Benchmark drives with fio in Linux
Fio (flexible io tester) is what the pros and storage industry insiders use to benchmark drives in Linux. Fio is insanely powerful, confusing, and detailed; it can perform just about any sort of io generation one can think of. I’m going to give a few quick examples of how you can use it to run some quick benchmarks on drives.
sudo apt install fio
Running fio from the command line
Fio can run in two modes, command line or from a job file. Both are perfectly fine and useful in many situations. The command line is a little easier to start. Here is a sample command we can break down.
The easiest thing we can do, which is non-destructive is a sequential read command. Sequential just means the LBAs (logical block addresses) are in order. This is typical for a large file, where the filesystem puts all the data for a single file together on the disk. On an HDD most disk access will be sequential, so this is a good way to easily test the bandwidth of a drive.

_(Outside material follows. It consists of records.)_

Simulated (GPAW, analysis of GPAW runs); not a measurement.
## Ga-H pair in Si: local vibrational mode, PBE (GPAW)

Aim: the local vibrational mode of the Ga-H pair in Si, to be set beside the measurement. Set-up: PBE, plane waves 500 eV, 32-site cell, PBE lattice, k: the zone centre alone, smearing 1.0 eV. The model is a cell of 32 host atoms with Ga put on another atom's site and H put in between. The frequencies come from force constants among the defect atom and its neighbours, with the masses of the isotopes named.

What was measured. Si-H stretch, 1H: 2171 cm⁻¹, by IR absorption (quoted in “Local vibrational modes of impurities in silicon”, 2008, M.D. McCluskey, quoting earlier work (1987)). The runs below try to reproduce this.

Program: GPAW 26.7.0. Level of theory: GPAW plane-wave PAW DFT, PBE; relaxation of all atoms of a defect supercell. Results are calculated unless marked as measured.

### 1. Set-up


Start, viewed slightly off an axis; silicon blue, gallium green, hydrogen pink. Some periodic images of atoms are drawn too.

sudo fio --filename=/dev/sdb --rw=read --direct=1 --bs=1M --ioengine=libaio --runtime=60 --numjobs=1 --time_based --group_reporting --name=seq_read --iodepth=16
Let’s break down the commands
–rw=read: this is a sequential read, options for lots of different io workloads here
$ fio --cmdhelp=rw
rw: IO direction
alias: readwrite
type: string (opt=bla)
default: read
valid values: read Sequential read
: write Sequential write
: trim Sequential trim
: randread Random read
: randwrite Random write
: randtrim Random trim
: rw Sequential read and write mix
: readwrite Sequential read and write mix
: randrw Random read and write mix
: trimwrite Trim and write mix, trims preceding writes
–bs=1M: block size, is how much data is being transferred per command to the drive
–ioengine=libaio: this is the standard io engine in Linux, but you can use io_uring for best performance on kernels that support it
–numjobs=1: number of processes to start
–time_based: the test will run for whatever runtime is specified
–runtime=60: time in seconds
–group_reporting: report total performance for all jobs being run, which is useful for doing mix read/write workloads where you want to see the total disk bandwidth as well as the individual workloads
–iodepth=16: this is the queue depth, or how many commands are waiting in the queue to be executed by the drive. The host will increase io until it hits the target queue depth.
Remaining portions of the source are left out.